The limitation we identified: every module in QuartzNet operates at a fixed channel dimensionality. The depthwise temporal convolution sees exactly as many channels as came in — no more, no less. This constrains how diverse the temporal features can be at each layer.
The IBNet Idea
IBNet’s core insight is borrowed from MobileNetV2: instead of doing depthwise convolution at the input channel dimensionality, expand first, convolve in the wider space, then compress back.
This “expand–convolve–compress” pattern, applied to the 1D temporal domain, gives the depthwise convolution access to a richer intermediate representation without increasing the input or output channel count. The result is a more expressive feature extractor at a comparable parameter budget.

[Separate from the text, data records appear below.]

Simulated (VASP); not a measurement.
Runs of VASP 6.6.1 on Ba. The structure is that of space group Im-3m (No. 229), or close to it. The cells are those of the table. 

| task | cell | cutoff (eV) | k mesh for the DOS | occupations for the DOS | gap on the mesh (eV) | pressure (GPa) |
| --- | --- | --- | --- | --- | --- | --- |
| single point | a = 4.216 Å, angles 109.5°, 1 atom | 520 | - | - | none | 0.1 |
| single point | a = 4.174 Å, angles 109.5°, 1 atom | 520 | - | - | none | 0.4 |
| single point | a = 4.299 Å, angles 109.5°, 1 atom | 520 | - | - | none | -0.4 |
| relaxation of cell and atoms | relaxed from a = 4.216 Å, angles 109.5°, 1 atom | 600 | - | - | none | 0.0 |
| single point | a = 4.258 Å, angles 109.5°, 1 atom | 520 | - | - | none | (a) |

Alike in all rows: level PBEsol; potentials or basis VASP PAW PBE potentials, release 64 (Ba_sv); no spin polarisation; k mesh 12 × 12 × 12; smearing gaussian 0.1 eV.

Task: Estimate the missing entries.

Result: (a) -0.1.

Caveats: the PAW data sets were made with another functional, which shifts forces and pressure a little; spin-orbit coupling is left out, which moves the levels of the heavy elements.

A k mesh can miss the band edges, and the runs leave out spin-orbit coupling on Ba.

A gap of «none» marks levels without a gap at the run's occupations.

We call the fundamental unit an Inverted Bottleneck Convolution (IBConv) module.
Architecture
Overall Structure
The IBNet architecture mirrors QuartzNet’s high-level layout but replaces every time-channel separable module with an IBConv module:
Input (n_mels × T)
↓
C1: Conv-BN-ReLU [stride 2, kernel 33] → C channels
↓
B1: IBBlock [K=33] C → C
B2: IBBlock [K=39] C → C
B3: IBBlock [K=51] C → 2C
B4: IBBlock [K=63] 2C → 2C
B5: IBBlock [K=75] 2C → 2C
↓
C2: IBConv [K=87] 2C
C3: Conv-BN-ReLU → 4C
C4: Conv (dilation=2) → |labels|
↓
CTC Loss
The progressive kernel widening from K=33 to K=87 reflects how speech operates at multiple timescales: narrow kernels capture fine phonetic detail, while wide kernels capture prosodic and co-articulation patterns that span longer stretches of audio.
Blocks B1–B2 operate at channel width C. Blocks B3–B5 double to 2C. This mirrors common practice in deep CNNs: early layers handle low-level acoustic features (spectral envelopes, formant transitions) that don’t need many channels, while deeper layers represent higher-level linguistic abstractions (phoneme sequences, word boundaries) that benefit from a richer feature space. Doubling at B3 coincides with the shift to wider kernels (K=51), so the network simultaneously gains both broader temporal context and greater channel capacity.
IBConv Module
Each IBConv module transforms an input tensor X ∈ ℝ^(C_in × T) to an output Y ∈ ℝ^(C_out × T) through three stages:
1. Pointwise Expansion
A 1×1 convolution expands from C_in to C_mid = C_in × t channels (where t is the expansion ratio), followed by BatchNorm and ReLU:
H1 = ReLU(BN(Conv1×1(X))) ∈ ℝ^(C_mid × T)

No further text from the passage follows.